But the year had one brilliant spot. We might all be taking a ride to Hell in a handbasket, but Dallas will make the trip jamming to a really great soundtrack.
Thank you, Dallas music makers, sincerely.
They're a bunch worthy of gratitude and celebration for lifting our spirits this year, and we're ready with the 31st Dallas Observer Music Awards, our annual party and sloppy kiss to the musicians, singers, producers and venues who did their part to keep art and hope alive in Big D in 2019.
If ever a time needed a party, this is it.
Think we're exaggerating in our usual pessimistic way? Let's recall some of what happened in Dallas, a city that walks the edge of woke culture and alt-right obtuseness: Ex-Dallas cop Amber Guyger was convicted of murdering Botham Jean, the neighbor she shot after mistaking his apartment for her own. Guyger is white, and Jean was black, and Guyger's 10-year sentence infuriated many who thought she got off lightly.
Then Jean’s brother Brandt hugged Guyger in court and forgave her, deflating much of the anger, but also prompting another debate on forgiveness.
Also on 2019's low-light reel: Several transgender women were attacked in Dallas; L’Daijohnique Lee, a black woman, was beaten by a white Deep Ellum bartender over a parking lot dispute; shootings in Deep Ellum seemed to increase in frequency — in irony, too, when a man was shot outside a fundraiser for a victim of a shooting in Deep Ellum.

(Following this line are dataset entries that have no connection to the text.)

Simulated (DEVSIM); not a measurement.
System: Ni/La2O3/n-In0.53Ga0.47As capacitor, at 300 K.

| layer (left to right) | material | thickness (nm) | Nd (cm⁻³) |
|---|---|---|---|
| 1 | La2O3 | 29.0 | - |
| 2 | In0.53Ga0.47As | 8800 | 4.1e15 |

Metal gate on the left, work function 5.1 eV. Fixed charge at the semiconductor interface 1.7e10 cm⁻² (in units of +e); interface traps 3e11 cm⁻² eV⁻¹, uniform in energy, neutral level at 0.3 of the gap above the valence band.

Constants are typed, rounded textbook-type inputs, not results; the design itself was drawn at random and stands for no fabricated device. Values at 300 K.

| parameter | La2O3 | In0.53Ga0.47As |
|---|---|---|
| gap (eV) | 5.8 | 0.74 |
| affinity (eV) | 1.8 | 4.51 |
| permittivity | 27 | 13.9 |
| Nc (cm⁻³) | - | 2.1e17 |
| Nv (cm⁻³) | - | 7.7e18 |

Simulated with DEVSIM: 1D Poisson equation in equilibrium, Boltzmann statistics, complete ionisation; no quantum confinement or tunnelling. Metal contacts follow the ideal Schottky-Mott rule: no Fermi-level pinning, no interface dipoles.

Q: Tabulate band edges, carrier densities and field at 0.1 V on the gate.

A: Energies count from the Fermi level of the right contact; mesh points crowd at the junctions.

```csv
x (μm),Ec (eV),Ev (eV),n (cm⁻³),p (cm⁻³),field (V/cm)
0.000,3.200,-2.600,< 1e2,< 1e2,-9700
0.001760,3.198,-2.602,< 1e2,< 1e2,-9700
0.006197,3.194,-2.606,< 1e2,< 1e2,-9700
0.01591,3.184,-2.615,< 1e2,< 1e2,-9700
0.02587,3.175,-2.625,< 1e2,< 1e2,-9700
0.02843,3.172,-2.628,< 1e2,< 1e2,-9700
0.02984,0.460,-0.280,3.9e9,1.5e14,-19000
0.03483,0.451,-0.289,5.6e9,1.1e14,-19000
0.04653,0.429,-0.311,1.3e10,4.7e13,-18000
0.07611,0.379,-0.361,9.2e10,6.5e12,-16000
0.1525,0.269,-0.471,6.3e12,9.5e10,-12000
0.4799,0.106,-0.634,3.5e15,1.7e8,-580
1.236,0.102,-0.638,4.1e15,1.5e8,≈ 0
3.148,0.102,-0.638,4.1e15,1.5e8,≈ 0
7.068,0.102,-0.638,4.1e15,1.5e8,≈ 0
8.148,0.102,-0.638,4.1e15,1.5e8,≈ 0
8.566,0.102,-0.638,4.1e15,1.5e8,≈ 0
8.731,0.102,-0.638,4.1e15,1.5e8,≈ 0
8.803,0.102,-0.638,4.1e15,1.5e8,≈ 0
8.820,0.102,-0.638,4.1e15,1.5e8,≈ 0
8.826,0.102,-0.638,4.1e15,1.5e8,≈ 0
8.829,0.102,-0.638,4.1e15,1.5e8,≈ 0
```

The local music scene had its share of grimness. In January, heavy metal singer Bruce Corbitt died. In September, New Mexico authorities alleged that North Texas country singer Kylie Rae Harris was driving drunk and speeding before a three-way car crash that killed Harris and a New Mexico teen.
Some musicians responded directly to themes of violence and police brutality, like in the track “Lunacy,” released this past week by Rodrick Rules, Rakim Al-Jabbaar and Jui$e Leroy, which speaks loudly through its artwork alone: a picture of a police badge splattered with blood.
All the protests and battles reminded us of another time when the nation's political and cultural landscape was screwed up, but the music still grand: the '60s. That's why the theme for this year's DOMA ceremony is inspired by Andy Warhol’s Factory, that free-love-era hub of avant-garde music and art. It's also why this issue's cover image is an homage to The Beatles’ Sgt. Pepper’s Lonely Hearts Club Band, from 1967. Both are reminders that cultural friction is a great way to spark creativity.
Historic venues like The Curtain Club closed shop, and Deep Ellum Art Co. announced it was dangerously close to going out of business because of patrons "freeloading” and not paying for drinks and covers. Denton has also been in flux, with beloved venue Rubber Gloves Rehearsal Studios reopening with a new owner and Backyard on Bell unexpectedly announcing its closing.
While those losses sting, North Texas had much to celebrate as local musicians made national headlines this year. Maelyn Jarmon won on The Voice. Leon Bridges became a Grammy winner for his outstanding “Bet Ain’t Worth the Hand” and continued playing local streets in venues large and small. In November, the 2020 Grammy nominations included Booker T. Washington high school alum Jazzmeia Horn and producer John Congleton.
A string of visits from music stars also helped lift Dallas' spirits this year. Pop star Selena Gomez, who made an impromptu stop at her old middle school in Midlothian, and Erykah Badu paid a visit to Booker T. students along with Common. But the wildest celebrity spotting came courtesy of Tenacious D when they joined tribute band Tenacious NR/CD onstage in October.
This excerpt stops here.